New Delhi, May 27,2024: Global rating agency Fitch views the larger-than-expected Reserve Bank of India (RBI) dividend of Rs 2.1 lakh crore to the government, announced last week, as positive for India’s sovereign rating fundamentals.
“The larger-than-expected RBI dividend to the government should help to ensure the 5.1 per cent of GDP deficit target for the fiscal year ending March 2025 will be met and could be used to lower the deficit beyond the current target,” Fitch Ratings said in a report on Monday.
The new government’s budget following the release of election results in June is likely to be presented in July and it will determine how the dividend will be used.
The government has signalled its aim to narrow the deficit gradually to 4.5 per cent of GDP by FY26. Sustained deficit reduction, particularly if underpinned by durable revenue-raising reforms, would be positive for India’s sovereign rating fundamentals over the medium term, Fitch ratings said.
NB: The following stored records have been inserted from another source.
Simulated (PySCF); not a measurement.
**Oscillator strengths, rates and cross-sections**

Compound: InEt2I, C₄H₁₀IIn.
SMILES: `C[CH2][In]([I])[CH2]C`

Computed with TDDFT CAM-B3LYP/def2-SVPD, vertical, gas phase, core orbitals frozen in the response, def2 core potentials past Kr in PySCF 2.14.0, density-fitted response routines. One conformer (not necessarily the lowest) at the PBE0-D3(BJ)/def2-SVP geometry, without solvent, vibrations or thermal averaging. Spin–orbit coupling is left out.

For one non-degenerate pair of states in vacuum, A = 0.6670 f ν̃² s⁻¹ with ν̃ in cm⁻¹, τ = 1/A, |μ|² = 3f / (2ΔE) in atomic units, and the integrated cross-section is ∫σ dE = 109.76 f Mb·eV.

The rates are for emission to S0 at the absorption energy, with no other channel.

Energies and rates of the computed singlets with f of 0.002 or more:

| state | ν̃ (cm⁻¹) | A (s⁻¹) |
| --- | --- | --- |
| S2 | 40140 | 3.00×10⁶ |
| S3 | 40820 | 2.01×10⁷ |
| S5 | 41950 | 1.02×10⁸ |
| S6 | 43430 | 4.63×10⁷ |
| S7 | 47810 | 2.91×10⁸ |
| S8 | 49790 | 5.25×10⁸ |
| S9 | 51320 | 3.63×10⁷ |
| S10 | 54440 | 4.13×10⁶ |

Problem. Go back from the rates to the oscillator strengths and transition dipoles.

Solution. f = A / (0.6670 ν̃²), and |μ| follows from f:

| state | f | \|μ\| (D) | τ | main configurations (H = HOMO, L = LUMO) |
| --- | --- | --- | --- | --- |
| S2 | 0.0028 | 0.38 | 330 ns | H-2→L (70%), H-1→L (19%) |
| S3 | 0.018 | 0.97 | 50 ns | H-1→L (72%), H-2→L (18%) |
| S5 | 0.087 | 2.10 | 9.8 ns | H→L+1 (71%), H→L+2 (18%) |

The RBI announced a record-high dividend transfer to the government equivalent to 0.6 per cent of GDP Rs 2.1 lakh crore from its operations in FY24. This is above the 0.3 per cent of GDP expected in the FY25 budget from February, so it will aid the authorities in meeting near-term deficit reduction goals. An important driver of higher RBI profits appears to be higher interest revenue on foreign assets, though the Central bank has not yet provided a detailed breakdown.
In its post-election budget, the new government has two alternatives. First, the government could opt to keep the current deficit target for FY25, and the windfall could allow the authorities to further boost spending on infrastructure, or to offset upside spending surprises or lower-than-budgeted revenue, for example from divestment. Alternatively, all or part of the windfall could be saved, pushing the deficit to below 5.1 per cent of GDP. The government’s choice could give greater clarity around its medium-term fiscal priorities, the Fitch report stated.